“When you change the way you look at things, the things you look at change.” Wayne Dyer
Most of the advice you’ll find out there on dealing with a workplace bully is just that, dealing with a bully. Talk to HR using facts and dates, document everything, keep doing your work well, find a witness to back your story up, file a law suit, etc. This is all helpful of course, but I would argue there’s a major first step most advice-givers are missing.
Attribution theory describes the ways in which people explain behaviors of others and themselves. External attribution (also known as external locus of control) assigns causes of behavior to outside factors such as luck or even the weather. Internal attribution (internal locus of control) assigns causality to factors within ourselves or within that other person. Skills and personal abilities are an example.
Whether we attribute ours or others’ behaviors to internal or external factors is a choice. And, we often choose to attribute negative happenings to outside forces, and positive happenings to ourselves. As a teacher I know that students who receive A’s in my courses will attribute the grade to their own hard work, and students who receive an F will approach me with the question “Why did you give me an F?” It’s as predictable as the sunrise. On a more personal level, during arguments with spouses or family members we often blame the other party for the issue at hand, and very rarely do we stop to take a good hard look at the part we played in the yelling match.
With attribution theory in mind, ask yourself why you’re being picked on specifically instead of the other people at your workplace. What is it about YOUR particular relationship with the bully that is turning it into such a negative experience? What part do you play in the scenarios acted out between you and your bully? What makes you different than others who are not picked on? What signals are you sending the bully with your communication style? Do you fail to make eye contact with him or her? Are your shoulders hunched over instead of pushed back in a manner of pride? Are you claiming the bully has issues and you are perfectly innocent bystander?

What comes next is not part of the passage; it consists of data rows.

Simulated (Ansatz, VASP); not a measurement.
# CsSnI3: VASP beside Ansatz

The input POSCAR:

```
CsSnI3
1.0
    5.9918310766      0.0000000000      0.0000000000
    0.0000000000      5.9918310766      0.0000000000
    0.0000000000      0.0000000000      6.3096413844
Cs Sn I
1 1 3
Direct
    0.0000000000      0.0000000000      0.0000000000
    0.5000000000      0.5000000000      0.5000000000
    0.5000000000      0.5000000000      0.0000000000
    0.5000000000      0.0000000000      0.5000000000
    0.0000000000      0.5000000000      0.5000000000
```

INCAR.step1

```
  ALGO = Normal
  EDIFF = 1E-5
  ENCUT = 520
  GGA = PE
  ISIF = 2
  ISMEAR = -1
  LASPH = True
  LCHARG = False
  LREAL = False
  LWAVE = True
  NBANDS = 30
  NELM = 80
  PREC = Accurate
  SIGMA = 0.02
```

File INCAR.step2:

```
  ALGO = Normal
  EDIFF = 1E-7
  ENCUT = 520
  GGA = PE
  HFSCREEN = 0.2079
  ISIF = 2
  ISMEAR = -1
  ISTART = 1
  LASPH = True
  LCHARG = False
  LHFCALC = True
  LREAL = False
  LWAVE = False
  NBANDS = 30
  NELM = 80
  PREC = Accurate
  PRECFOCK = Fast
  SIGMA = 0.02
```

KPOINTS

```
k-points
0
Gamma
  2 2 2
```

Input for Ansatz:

As much as it may hurt at first to take some responsibility in what’s happening, understand that you are not a simple passerby in your life. Though it may feel like it, your bully is not the WB’s cartoon Tasmanian Devil swirling through at record speeds knocking anything and anyone out of the way at random. The bully has chosen YOU. You play SOME part in the interaction and communication processes at play here. And when you take responsibility for what’s happening to you, it’s easier to make a change. When you attribute your experiences to the bully, you feel like you have no control over the situation. Change then becomes impossible.
Think about the control you turn over to the bully when you say things like, “He makes me feel depressed and anxious.” Now try saying, “I feel depressed and anxious,” and see how much power and empowerment even those simple words can bring you.
Victor Frankl, a famous neurologist and psychiatrist once said, “The last of the human freedoms is to choose one’s attitude in any given set of circumstances.” It’s certainly very easy to blame the bully for the horrible treatment and have a bad attitude about your situation, understandably so. But find out what part you play in the interactions with your bully, take responsibility for it, and make a change. This might be a change in your body language, your attitude, your conflict management style, or your way of thinking.
I’m certainly not saying this is your fault. But I am saying you have the power to change your situation by changing the way you’re looking at it. Absolutely you do.